When returning from my overseas journeys, I make it a habit to bring back some souvenir or foodstuff from where I’ve been, and then share this bounty amongst friends and co-workers. It’s no surprise that I brought back candy from the last trip, but what I didn’t expect was the response to it. Several friends sought me out to mention that many of the candies brought them back to their childhood.
In the back of my mind, I thought back to the other recent trips to Europe, when various types of chocolate were brought back, and although the response was appreciative, no mention of childhood was made. This got me to thinking – what’s the difference, culturally, between chocolate confection and sugar confection? What makes us think “I’m too old for Jolly Ranchers, but a box of chocolates is perfectly okay?”
It’s an interesting question, I think, because the world of candy carries such a juvenile stigma to it, especially here in America, but it certainly occurs overseas as well.
My first thought is to blame the sugar confections themselves. After all, these aren’t the most complex of consumables on the market. While a few sugar confections have ingredients that provide deep and interesting flavor characteristics (I’m looking at you, licorice), most sugar confections do nothing more than assault the taste buds with an excessive of flavors, whether it’s sweetness from sugars, or sours from citric acids, or even savories from cinnamons and anise. When it comes to sugar confection, the word “subtle” is rarely used in descriptions.
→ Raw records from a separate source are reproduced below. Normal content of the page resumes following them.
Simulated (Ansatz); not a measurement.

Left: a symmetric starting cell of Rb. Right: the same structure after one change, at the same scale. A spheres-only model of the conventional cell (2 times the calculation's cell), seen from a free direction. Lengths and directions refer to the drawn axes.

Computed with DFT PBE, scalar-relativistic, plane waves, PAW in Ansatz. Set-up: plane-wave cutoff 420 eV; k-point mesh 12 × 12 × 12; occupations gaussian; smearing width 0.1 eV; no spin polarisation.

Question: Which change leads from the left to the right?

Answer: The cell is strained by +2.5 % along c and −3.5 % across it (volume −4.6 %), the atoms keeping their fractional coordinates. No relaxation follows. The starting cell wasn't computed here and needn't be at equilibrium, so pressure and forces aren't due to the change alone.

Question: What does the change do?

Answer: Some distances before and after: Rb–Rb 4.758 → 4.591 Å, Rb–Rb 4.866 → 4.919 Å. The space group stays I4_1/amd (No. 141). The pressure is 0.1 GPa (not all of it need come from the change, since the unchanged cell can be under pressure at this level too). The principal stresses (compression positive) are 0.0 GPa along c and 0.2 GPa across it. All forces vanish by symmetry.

Chocolate, on the other hand, is extraordinarily complex, with some estimates reaching as high as 800 different flavor profiles found within a finished piece of couverture.
But hang on a minute. There are plenty of chocolates which are perceived as juvenile, mostly low-end types. And here’s the interesting bit. Point of a Hershey bar, and ask anyone “Is that a piece of candy?”, you’re likely to get an affirmative answer.
When one gets to the upper end chocolatiers, the vernacular begins to change. One is no longer looking at candy. Rather, people are looking longingly at truffles, bars, caramels, creams, and assortments. The language becomes more specific and with it comes the inference of sophistication. One thing that sophisticated items are not is juvenile.
This is really nothing more than a trick of our language. What you see being sold at these upscale chocolatiers and confectioners is candy. You know it, I know it, and children most certainly know it. You can take any product found at a high end chocolate shop and find a lower end variation of it that has been mass produced. The only difference between high end and low end is packaging (most certainly), production techniques (in some instances), quality of ingredients (in some instances), and mass produced chocolates have extra ingredients added to give their product a shelf life of a bajillion years (give or take).
What’s amusing, to me at least, is that some of the more nefarious chocolate producers use packaging to presume an extraordinary value upon their product. Because higher-end confection has taken on the air of sophistication, and because those who find value in sophistication often aren’t the same sort to understand the true cost of quality ingredients and production techniques, the chocolatiers have been able to push retail costs to absurd levels. The most famous of which is Noka Chocolates, who in 2006 were selling a 4-piece “Vintages Collection” in the “Signature Box” for $39. That’s $9.75 per piece of chocolate. After Dallas Food embarrassed them with an in depth report, they lowered their prices by nearly half.
This doesn’t even take into account the entire bean-to-bar question that many chocolatiers are afraid to answer, for fear of exposing the wizard behind the curtain. For the record, many chocolate shops that say they make their own chocolate, actually don’t. But more on that at a a later date. The point here is that candy is candy, regardless of how one dresses it up.
Here’s an interesting test that you can run if you wish. Head to your favorite chocolate store, and take mental note of the candies being sold. Then head to your favorite grocery or drug store that has its own large candy selection. Try to find a low-end product that is similar to a high-end one. You should be able to place over 90%. Leaving the question of quality aside, what is the difference between candy and confection? Nothing more than perception.